The United Nations Command Security Battalion—Joint Security Area was constituted on May 5, 1952, as Army Unit 8020, United Nations Command Military Armistice Commission Support Group (Provisional). Originally authorized five officers and ten enlisted soldiers, the unit quickly grew to over 1,400 officers and men charged with supporting almost 32,000 soldiers, civilians, and diplomats involved in negotiating and then enforcing the Armistice Agreement. By the end of February 1954 the scope of work declined considerably and the number of soldiers assigned to the unit declined as well.

For the next fifty years the unit underwent several organizational and name changes, although the original mission to secure the Joint Security Area remains the same today as it was in 1952. On June 11, 1979, the name was changed from US Army Support Group (Joint Security Area) to United Nations Command Support Group—Joint Security Area, and further changed to United Nations Command Security Force—Joint Security Area on December 23, 1985. On October 15, 1994, UNC Commander directed that the unit be known by its present designation, the United Nations Command Security Battalion—Joint Security Area .

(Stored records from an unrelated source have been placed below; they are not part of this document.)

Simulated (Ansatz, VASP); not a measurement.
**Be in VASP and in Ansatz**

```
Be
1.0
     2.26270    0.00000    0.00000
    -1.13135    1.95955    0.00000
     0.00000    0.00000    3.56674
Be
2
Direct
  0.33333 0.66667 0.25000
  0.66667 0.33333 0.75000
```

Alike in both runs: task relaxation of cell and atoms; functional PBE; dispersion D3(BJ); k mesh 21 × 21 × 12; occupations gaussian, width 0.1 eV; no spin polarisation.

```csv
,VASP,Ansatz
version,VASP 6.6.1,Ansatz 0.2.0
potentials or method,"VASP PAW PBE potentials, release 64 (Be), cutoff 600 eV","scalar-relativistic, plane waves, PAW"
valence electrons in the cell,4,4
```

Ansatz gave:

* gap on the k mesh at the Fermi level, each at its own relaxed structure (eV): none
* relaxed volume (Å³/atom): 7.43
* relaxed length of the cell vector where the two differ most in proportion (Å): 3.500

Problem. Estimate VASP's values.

Originally a purely US Army organization, the unit almost immediately incorporated ROK soldiers (KATUSAs) into its ranks. In addition, ROK Army officers served as liaison officers. In the mid 1970s the JSA consisted of the JSF company with three platoons of one U.S. and one ROKA officer, and thirty enlisted men, supported by a battalion staff. The three platoons were led by the U.S. officer with the ROK officer being the executive officer, and US Army platoon sergeants. The platoons consisted of three squads, with equal numbers of U.S. and KATUSA soldiers. Sometime after 1979, another (fourth) platoon was added to the JSF to allow time for training during platoon work rotations. In July 1987 the four platoons of the Joint Security Force (JSF) company were reorganized to mix KATUSA and US soldiers at all levels. At the platoon level, two platoons were led by US Army lieutenants and ROKA platoon sergeants, and two were led by ROKA lieutenants and US Army platoon sergeants. In November 1987 the unit received a ROK Army major as its first deputy commander.

On April 25, 1992, the JSF company became a KATUSA-pure formation. Captain Yin, Sung-Hwan became the first ROK commander, assisted by a US Army lieutenant as his executive officer. The number of US Army personnel assigned to the unit fell below 200 for the first time since 1952. At this time the security forces within the JSA became made up of solely KPA and ROKA soldiers, increasing tensions as South Korea refused to sign the Armistice Agreement and is technically still at war with North Korea. American forces assigned to the JSA assumed mainly administrative and support roles.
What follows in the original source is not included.